Sharkzor
Powered by few-shot learning, the Sharkzor AI-driven, scalable web application makes it possible to quickly characterize and sort electron microscopy images used to analyze radioactive materials.
Microparticle samples as seen in the Shakzor user interface
When nuclear and other radioactive materials are intercepted at the border, nuclear forensics analysts examine the material to determine its origin, its history, and whether it’s illegal, dangerous, or a threat to national security. The forensic analysis of these materials is often conducted through the collection and identification of electron microscopy images. Each image is carefully studied by experts for classification of materials based on texture, shape, and size. Manually inspecting large image datasets takes enormous amounts of time. However, automatic characterization of large image datasets is a challenging problem because of the complexity involved, the lack of training data, and the lack of user-friendly artificial-intelligence (AI) tools.
In nuclear forensics analysis, there is a significant need for automated and semiautomated methods to help analysts perform accurate image classification in large image datasets. With Sharkzor—an AI-driven web application for image classification powered by few-shot learning—analysts are able to load electron microscopy images and quickly characterize images in large datasets based on a small number of expert-created classes. This can greatly improve the ability of analysts to quickly sort and summarize datasets for nuclear forensics analysis.
Despite recent advances, most AI solutions still rely on large quantities of labeled data, which limits their use. Even when data is available, it can be expensive or infeasible to collect the targeted labels necessary for many AI applications.
To address mission needs for the Department of Energy and other sponsors, Pacific Northwest National Laboratory developed Sharkzor. The web-based system leverages few-shot learning, an emerging approach to deep learning, where networks are trained to generalize to unseen classes based on only small amounts of data—as little as one example per class.

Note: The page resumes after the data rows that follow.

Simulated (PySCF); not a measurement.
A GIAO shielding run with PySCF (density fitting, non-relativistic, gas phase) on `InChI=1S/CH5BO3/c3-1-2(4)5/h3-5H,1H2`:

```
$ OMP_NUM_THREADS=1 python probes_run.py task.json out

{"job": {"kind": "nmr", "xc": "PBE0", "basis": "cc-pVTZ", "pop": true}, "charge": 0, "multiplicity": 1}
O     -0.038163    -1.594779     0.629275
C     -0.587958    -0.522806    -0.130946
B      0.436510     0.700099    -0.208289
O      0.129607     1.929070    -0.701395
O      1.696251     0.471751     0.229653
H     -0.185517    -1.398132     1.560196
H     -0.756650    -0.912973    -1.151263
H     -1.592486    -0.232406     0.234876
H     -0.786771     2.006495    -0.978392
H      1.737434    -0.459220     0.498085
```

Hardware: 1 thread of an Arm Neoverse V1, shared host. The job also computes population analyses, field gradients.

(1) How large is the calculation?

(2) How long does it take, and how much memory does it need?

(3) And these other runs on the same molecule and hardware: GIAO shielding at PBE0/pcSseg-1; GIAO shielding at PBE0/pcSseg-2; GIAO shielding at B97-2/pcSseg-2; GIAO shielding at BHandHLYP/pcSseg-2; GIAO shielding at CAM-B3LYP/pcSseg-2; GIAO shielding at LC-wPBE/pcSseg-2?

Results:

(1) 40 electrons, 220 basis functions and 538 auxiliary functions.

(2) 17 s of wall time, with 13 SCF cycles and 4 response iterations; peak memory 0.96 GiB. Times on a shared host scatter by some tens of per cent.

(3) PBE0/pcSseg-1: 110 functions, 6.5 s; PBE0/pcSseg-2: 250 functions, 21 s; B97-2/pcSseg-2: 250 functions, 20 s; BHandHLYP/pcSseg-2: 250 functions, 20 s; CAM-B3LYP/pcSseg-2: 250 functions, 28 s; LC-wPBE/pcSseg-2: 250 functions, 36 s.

With only a few examples, or shots, the technology generalizes to new tasks including object detection and classification, anomaly detection, and information retrieval. Few-shot is a flexible methodology that can be applied to a wide range of data types including images, audio, video, text, as well as more challenging modalities such as X-ray scans, electron microscopy, and remote sensing.
With Sharkzor, nonexperts can quickly apply few-shot learning to their problems. The human-in-the-loop tool allows users to create their own categories of interest without requiring thousands of labeled images. By providing one to five examples, users are able to define their own classes and to group unlabeled images into the categories they care about.